Feature Fusion: Pointwise Addition Or Concatenate Vectors?

In deep learning, we often use a vector to express a target feature, however, how to fuse them if we have got some features? In this tutorial, we will discuss this topic.

Feature Fusion

Feature fusion is a kind of algorithm, which can merge some independence features to an unique feature in order to process easily.

Here is an example, we have two feature: audio feature and visual feature, both of them are vectors. In order process them easily, we should fuse them. How to fuse?

How to fuse features?

There are two important methods to fuse features: Add or Concatenate. We will explain them one by one.

Add features

It means we will add two vectors to be one. For example:

\(A + B = C\)

Element-wise Addition Explained – A Beginner Guide – Machine Learning Tutorial

You shoud be sure the shapes of \(A\) and \(B\) are the same, if they are not, you should project them to be the same by matrix multiplication.

An Introduction to Matrix Multiplication – Deep Learning Tutorial

Concatenate features

It means we will concatenate features to a vector. For example:

\(A\) is 1*m, \(B\) is 1*n, concatenate \(A\) and \(B\), we will get a 1*(m+n) vector.

Understand tf.concat(): Concatenates Tensors for Beginners – TensorFlow Tutorial

The relationship of adding features and concatenate features

The method of adding features is disordered, if the order is an important feature, it is not a good choice. For example, we compute window vector \(c\) in word2vec by adding word vectors. However, we can concatenate them to get a better window vector \(c\) to improve the performance of word2vec.

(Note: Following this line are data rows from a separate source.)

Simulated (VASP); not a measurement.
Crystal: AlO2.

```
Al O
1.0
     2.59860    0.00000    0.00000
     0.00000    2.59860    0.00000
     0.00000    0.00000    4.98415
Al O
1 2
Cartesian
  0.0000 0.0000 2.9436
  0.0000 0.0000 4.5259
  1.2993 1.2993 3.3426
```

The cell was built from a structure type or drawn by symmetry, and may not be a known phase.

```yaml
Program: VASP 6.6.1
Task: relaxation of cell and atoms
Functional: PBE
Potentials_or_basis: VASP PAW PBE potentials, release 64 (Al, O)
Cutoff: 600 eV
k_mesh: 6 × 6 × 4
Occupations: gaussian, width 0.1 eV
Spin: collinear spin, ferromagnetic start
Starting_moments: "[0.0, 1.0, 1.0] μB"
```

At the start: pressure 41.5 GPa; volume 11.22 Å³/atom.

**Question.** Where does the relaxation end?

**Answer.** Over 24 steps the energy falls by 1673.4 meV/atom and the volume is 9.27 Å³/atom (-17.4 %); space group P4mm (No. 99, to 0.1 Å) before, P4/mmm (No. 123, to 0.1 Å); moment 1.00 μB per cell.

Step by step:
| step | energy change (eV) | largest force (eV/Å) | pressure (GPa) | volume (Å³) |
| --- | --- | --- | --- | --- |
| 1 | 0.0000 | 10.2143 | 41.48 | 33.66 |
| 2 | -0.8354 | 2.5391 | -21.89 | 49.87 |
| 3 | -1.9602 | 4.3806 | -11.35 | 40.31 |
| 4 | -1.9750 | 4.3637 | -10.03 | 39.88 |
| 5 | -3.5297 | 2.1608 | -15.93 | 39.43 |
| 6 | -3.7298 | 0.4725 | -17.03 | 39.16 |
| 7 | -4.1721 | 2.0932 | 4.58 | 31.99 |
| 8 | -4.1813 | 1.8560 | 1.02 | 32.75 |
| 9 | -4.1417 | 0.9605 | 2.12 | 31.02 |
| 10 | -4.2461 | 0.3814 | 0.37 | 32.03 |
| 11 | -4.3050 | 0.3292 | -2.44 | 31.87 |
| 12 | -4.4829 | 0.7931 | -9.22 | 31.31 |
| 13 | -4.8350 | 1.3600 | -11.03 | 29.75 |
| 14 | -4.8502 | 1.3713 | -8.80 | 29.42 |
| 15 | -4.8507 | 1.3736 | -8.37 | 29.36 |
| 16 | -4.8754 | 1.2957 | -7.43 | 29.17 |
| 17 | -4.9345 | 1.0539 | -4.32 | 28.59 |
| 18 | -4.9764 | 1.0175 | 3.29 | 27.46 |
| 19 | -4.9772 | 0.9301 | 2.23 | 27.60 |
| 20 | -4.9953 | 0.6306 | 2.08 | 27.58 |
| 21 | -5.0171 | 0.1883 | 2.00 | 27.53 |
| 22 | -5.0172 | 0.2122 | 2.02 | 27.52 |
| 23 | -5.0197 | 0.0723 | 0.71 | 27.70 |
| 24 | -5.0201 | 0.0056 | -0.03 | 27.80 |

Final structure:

Adding features is a special form of concatenating features, we can use:

\(y = w \otimes x + b\)

to reduce dimensionality and to get the almost same effect of adding features, \(w\) and \(b\) should be training.

Adding features can help to reduce the number of parameters in model, it can speed up the model training.

When can we use add features or concatenate features?

As to us, if these features are computed from the same algorithm or data sources, you can add or average them. Otherwise, you can concatenate them.

However, that is not a fixed rule. We also can add features that are computed from different sources or algorithms. Under that situation, we should use gated method or attention mechanism.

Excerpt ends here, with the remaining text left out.